I am trying to process a CSV file into a dict using a Dataflow template and Python.
As it is a template I have to use ReadFromText from the textio module, to be able to provide the path at runtime.
| beam.io.ReadFromText(contact_options.path)
All I need is to be able to extract the first line of this text/csv file, I can then use this data in DictReader as the fieldnames.
If I use split lines it brings back a each element of the text file in a list:
return element.splitlines()
or
csv_data = []
split_element = element.split('\n')
for row in split_element:
csv_data.append(row)
return csv_data
['phone_number', 'cid', 'first_name', 'last_name']
[' ', '101XXXXX', 'MurXXX', 'LevXXXX']
['3052XXXXX', '109XXXXX', 'MerXXXX', 'CoXXXX']
['954XXXXX', '10XXXXXX', 'RoXXXX', 'MaXXXXX']
Although If I then use say element[0], it just brings everythin back without the list brackets. I have also tried splitting by '\n', then using a for loop to produce a list object, although it produces almost the same result.

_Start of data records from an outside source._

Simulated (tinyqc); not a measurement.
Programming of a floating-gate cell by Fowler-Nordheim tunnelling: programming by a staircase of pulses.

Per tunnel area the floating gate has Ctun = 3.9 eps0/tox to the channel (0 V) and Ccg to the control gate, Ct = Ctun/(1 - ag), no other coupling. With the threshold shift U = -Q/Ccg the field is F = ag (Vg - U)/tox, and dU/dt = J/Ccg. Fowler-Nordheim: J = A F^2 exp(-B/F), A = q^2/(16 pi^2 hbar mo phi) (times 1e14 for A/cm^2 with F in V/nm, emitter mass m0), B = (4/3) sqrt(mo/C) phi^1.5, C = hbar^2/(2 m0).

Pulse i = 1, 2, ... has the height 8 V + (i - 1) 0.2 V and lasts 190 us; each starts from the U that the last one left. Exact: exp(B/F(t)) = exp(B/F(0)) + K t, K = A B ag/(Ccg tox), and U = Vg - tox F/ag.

I cannot rely on using predetermined fieldnames as the csv files to be processed will all have different fieldnames and DictReader will not work effectively without fieldnames given.
EDIT:
The expected output is:
[{'phone_Number': '561XXXXX', 'first_Name': '', 'last_Name': 'BeXXXX', 'cid': '745XXXXX'}, {'phone_Number': '561XXXXX', 'first_Name': 'A', 'last_Name': 'BXXXX', 'cid': '61XXXXX'}]
EDIT:
Element contents:
"phone_Number","cid","first_Name","last_Name"
"5616XXXXX","745XXXX","","BeXXXXX"
"561XXXXXX","61XXXXX","A","BXXXXXXt"
"95XXXXXXX","6XXXXXX","A","BXXXXXX"
"727XXXXXX","98XXXXXX","A","CaXXXXXX"